Ideally positioned between Glasgow, Edinburgh and Stirling, with minimal travel time from each of those cities, Lanarkshire is a treasure trove of accessible routes.
From demanding road routes and flowy mountain bike singletrack to the bushy greenery of the Forth and Clyde Canal, and Clyde Walkway, here are a few of Lanarkshire’s highlights…
1. Ride to the highest hotel in Scotland
Biggar is a pretty little market town in Lanarkshire that’s perfect for a coffee and cake pit-stop or as the starting point for a day in the saddle.
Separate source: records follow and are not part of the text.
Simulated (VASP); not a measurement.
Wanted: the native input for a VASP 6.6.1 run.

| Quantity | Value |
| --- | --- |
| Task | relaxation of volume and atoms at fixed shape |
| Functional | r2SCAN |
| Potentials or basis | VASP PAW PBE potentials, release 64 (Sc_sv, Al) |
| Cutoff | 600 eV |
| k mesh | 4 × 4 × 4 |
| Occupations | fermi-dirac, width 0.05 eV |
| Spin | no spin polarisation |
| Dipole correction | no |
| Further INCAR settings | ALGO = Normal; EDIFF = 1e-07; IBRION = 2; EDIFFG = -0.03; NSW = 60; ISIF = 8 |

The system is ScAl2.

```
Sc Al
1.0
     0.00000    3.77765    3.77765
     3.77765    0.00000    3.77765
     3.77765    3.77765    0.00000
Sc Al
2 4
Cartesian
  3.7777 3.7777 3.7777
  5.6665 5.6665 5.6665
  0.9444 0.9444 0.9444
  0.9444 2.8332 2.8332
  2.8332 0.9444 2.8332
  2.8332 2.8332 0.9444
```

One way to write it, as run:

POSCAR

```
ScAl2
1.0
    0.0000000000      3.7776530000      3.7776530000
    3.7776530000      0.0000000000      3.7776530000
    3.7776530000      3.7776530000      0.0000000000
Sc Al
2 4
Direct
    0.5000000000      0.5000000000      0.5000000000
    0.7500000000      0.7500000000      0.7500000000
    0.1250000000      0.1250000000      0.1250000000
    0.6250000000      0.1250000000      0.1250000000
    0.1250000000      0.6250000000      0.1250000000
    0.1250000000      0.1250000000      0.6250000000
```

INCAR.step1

The trails of the Pentland Hills are an hour’s ride away, while further south there’s an abundance of quiet, rural roads that will take you to the dividing point of Lanarkshire, the Scottish Borders and Dumfries & Galloway, giving you all the hills of the territory.
For a big day out, make your destination the highest hotel in Scotland – the Hopeton Arms Hotel in the Lowther Hills.
A beautiful 100km ride will take you past Abington to Leadhills. After stopping for a pub lunch at the Hopeton Arms Hotel, you’ll climb up the Moffat Road and cruise back to Biggar via Tweedsmuir, going downhill all the way.
More information: The Hopetoun Arms
2. Cycle the Clyde Walkway to the Falls of Clyde
The Clyde Walkway runs 40 miles from Partick in Glasgow to the beautiful Falls of Clyde near Lanark, but it’s not just the famous final destination that’s stunning.
You’ll head to Cambuslang from Glasgow Green before reaching the countryside where you’ll pass the 13th-century castle in Bothwell. Then it’s on to Strathclyde Country Park and the final stretch from Crossford to the Falls of Clyde Wildlife Reserve. If you don’t fancy taking on the full 40 miles, this last segment can be a good ride in itself.
Many parts of the trail can get very muddy, so you’ll want to fit a decent set of mud tyres. Keep an eye out for walkers, too.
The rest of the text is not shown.